Lion has agreed to issue private Perth-based oiler scrip for the remaining 50% of the 6500sq.km study area in eastern Indonesia that it does not own.
Transform was created by a group of Perth explorationists, including John Akehurst (the former head of Woodside Petroleum), Dr Agu Kanstler (Woodside's former exploration director and more recently a member of Oil Search's board) and financier Andrew Burt.
Transform had held interests in PRL 28, PPL 430 and PPL 574 in PNG that it recently sold to Horizon Oil, and the deal with Lion effectively ends the company's direct exposure to exploration.

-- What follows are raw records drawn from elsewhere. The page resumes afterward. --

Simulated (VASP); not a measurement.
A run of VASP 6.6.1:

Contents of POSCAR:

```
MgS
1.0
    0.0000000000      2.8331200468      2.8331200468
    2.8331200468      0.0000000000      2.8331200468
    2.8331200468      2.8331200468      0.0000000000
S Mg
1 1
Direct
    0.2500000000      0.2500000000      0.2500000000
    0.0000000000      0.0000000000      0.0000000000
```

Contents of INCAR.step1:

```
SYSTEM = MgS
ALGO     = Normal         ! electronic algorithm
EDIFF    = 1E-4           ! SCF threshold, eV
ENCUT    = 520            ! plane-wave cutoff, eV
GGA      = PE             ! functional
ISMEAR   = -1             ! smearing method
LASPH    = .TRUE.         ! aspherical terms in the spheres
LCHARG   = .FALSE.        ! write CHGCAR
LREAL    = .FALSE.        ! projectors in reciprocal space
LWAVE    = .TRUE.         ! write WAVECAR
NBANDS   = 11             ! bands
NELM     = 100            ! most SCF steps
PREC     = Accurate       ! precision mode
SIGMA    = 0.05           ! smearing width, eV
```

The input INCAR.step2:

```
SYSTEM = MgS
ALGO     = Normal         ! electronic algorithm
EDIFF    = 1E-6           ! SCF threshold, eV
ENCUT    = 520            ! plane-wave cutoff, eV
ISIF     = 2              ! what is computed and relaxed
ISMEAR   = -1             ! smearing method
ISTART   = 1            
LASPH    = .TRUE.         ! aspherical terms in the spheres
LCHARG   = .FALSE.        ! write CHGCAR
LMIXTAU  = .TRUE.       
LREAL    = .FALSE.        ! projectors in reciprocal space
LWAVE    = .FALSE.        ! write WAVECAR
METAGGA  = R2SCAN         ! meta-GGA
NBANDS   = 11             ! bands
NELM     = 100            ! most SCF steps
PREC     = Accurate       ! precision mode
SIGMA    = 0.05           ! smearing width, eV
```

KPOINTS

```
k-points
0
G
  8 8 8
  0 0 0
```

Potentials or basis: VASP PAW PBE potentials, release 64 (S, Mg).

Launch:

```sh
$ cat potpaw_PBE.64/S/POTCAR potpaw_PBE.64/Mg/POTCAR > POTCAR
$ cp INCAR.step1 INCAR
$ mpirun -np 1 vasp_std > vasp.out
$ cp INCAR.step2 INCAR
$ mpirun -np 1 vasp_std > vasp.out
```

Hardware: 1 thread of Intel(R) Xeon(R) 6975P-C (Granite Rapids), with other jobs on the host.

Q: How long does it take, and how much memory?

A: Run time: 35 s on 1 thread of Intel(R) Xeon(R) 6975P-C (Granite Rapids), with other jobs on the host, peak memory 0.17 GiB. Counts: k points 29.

The pair completed the joint study to give themselves preferential rights to match the highest bid when the area is gazetted by the Indonesian government.
The initial offer to Transform is for 4.8 million shares, but that could rise to eight million shares if Lion raises additional capital within the next year at a price below 5cps.
Lion CEO Kim Morrison said the area covered by the area had significant oil and gas potential in proven play types.
"The deal is part of our growth strategy in becoming a significant participant in Indonesia's oil and gas sector," he said.
Pertamina recently drilled Melucut-1 well, the first dedicated shale well in the nation.
Lion has invested in a range of joint studies across Indonesia looking for the areas it sees as being the most prospective for shale oil and gas in the nation.
They include one over the Bohorok PSC - jointly owned by NZOG, Canada's Bukit Energy and local firm Surya Buana Lestarijaya - which is immediately south of the just-drilled area where Pertamina has been assessing Indonesia's shale potential in the Sumbagut MNK PSC since 2013.
Based on geological data the potential of non-conventional oil and gas in Indonesia is estimated at 574Tcf.